The Oscar-nominated actor and comedian, whose new film, “Beverly Hills Cop: Axel F,” hits Netflix next week, was asked in an interview with the New York Times if he feels he has received unfair treatment from the press and his peers over the years.

“In the old days, they used to be unforgiving to me and a lot of them were racist comments,” Murphy said.

After mentioning that “it was a whole different world” when he was coming up in the ’80s, Murphy brought up an example “when David Spade said that shit about my career on ‘SNL.’”

The segment in question, from a December 1995 episode in which Spade reviewed the year during “Hollywood Minute,” included a photo of Murphy on which Spade commented: “Look, kids, it’s a shooting star. Make a wish.” Murphy told the Times that the joke came about after his film, “Vampire in Brooklyn,” flopped at the box office.
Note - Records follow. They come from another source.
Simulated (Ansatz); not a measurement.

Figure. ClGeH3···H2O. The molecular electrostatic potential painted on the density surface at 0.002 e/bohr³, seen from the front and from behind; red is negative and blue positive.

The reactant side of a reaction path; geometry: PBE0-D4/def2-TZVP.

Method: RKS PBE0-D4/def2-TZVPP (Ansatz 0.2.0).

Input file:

“It was like, ‘Hey, it’s internal! I’m part of the family, and you’re screwing me like this? It hurt my feelings like that,” Murphy said.

He rose to stardom on “SNL” as part of the main cast between 1980 and 1984, and is often cited as the reason the show was at one point saved from going off the air.

“The producers thought it was OK to say that. None of the people who have been on that show have ever heard anyone make jokes about anyone’s race. Most people who come off that show don’t go on and have amazing careers. It was a personal thing,” Murphy later added. “It was like, ‘How could you do that?’ My race? Really? A joke about my race? So I thought it was a low blow. And I thought it was kind of racist.”

Spade later wrote about receiving a phone call from an angry Murphy after the incident and feeling terrible about his “stupid joke.”

“I’ve come to understand Eddie’s point of view on this one,” Spade wrote. “Everyone in show business wants people to like them. That’s how you get fans. But when you get criticized in a sketch or on the Internet or wherever, that shit builds up. And it can build up fast.”

Murphy has stayed away from the NBC sketch show over the years, although he briefly appeared on the “SNL” 40th anniversary special in 2015 and returned as host to much fanfare in 2019.

“In the long run, it’s all good, it all worked out great. I get along with David Spade, I get along with Lorne Michaels. I’m back on SNL,” Murphy said this week. “It’s all love… but I got a couple of low blows!”